- The Washington Times - Thursday, March 11, 2021

There are moments at the plate that can get downright ugly for Starlin Castro. The Washington Nationals’ second baseman might lunge, completely unbalanced, for a ball and whiff on a swing.

His next hack, though, can be pristine, erasing the bad taste of the flail one pitch earlier. Or, like Castro did Wednesday night against St. Louis during a spring training game, he’ll somehow keep his hands back despite the rest of his body falling forward, allowing him to hit a triple even without textbook mechanics.

“You can’t really teach that,” manager Dave Martinez said. “His bat-to-ball skills are incredible.”

The Nationals like easily repeatable swings and a sense of certainty at the plate. But Castro is in a land of his own, where the unorthodox still reaps results. So Martinez isn’t going to mess with what the 30-year-old does at the plate.

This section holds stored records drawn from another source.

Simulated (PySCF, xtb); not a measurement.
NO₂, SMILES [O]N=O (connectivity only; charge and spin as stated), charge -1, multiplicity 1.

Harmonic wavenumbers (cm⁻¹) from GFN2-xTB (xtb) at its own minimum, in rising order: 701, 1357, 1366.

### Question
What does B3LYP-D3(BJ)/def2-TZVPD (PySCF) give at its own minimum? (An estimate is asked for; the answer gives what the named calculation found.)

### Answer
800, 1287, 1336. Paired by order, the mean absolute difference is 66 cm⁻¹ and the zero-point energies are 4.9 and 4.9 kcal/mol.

Instead, he’ll sit back and watch Castro work in his own way. With Castro back healthy after breaking his wrist 16 games into the 2020 season — his first with Washington — he can be a key middle-of-the-order bat for Martinez to enjoy, driving in runs no matter how he might look doing so.

“When he keeps his legs underneath him, he’s able to keep his hands back,” Martinez said. “That’s what makes him good. You see him lunge at a ball, his hands stay back. So he’s able to still hit a ball pretty solid.”

That’s been the case throughout Castro’s 11-year career, beginning with the Chicago Cubs.

He’s a four-time All-Star who has hit below .265 just once in the major leagues. Castro holds a career .280 batting average and .733 on-base-plus-slugging percentage.

And while there are knocks against him for his low walk totals, Martinez said Castro’s ability to put the ball in play makes up for some of that. Castro has made contact on 81.6% of his swings during his career. In 2019, his last full season, Castro managed hard contact on 41.9% of his swings, according to FanGraphs. Just 15.9% of his swings yielded soft contact.

But Castro can sometimes get his bat on too many pitches. Over 30% of Castro’s swings come on pitches outside the zone, and while he makes contact on 68.7% of those tries, that doesn’t lend itself to as many hard-hit balls.

“If he shrinks his zone just a little bit and gets some better pitches to handle, you’ll see his power be there, you’ll see everything come together,” hitting coach Kevin Long said. “But the thing you can’t teach is guys’ barrel awareness and barrel-to-ball skills and he’s got that, which makes him an extremely talented hitter.”

In Castro’s first 16 games in 2020 before breaking his wrist, he hit .267 with three doubles, a triple and two home runs. He hardly got going before his season was cut short, but Castro was pushing to return for the postseason if Washington had made it.

The team didn’t, though, so Castro had a full offseason to prepare for the upcoming campaign. Martinez pushed him to work on his agility and movement before arriving to camp, and the manager likes what he sees on that front, too. But with so few games under his belt as a National, Castro’s practically a new commodity in the lineup, and he’s eager to fans what they missed last season.

“They don’t know,” Castro said last month. “Because especially with a short season last year, and then I got hurt — I think I played 16-17 games — they don’t know me yet.”

General manager Mike Rizzo echoed that sentiment, calling Castro “kind of a forgotten guy.”

But Washington hasn’t forgotten why they signed Castro in the first place. He’s a “professional hitter,” as Rizzo called him, with long-standing consistency at the plate — even if his mechanics can change swing to swing.

“We don’t want him to change anything about him,” Martinez said. “He’s got unbelievable bat-to-ball skills. He’s a guy who’s gonna hit in the middle of our lineup and do some damage for us.”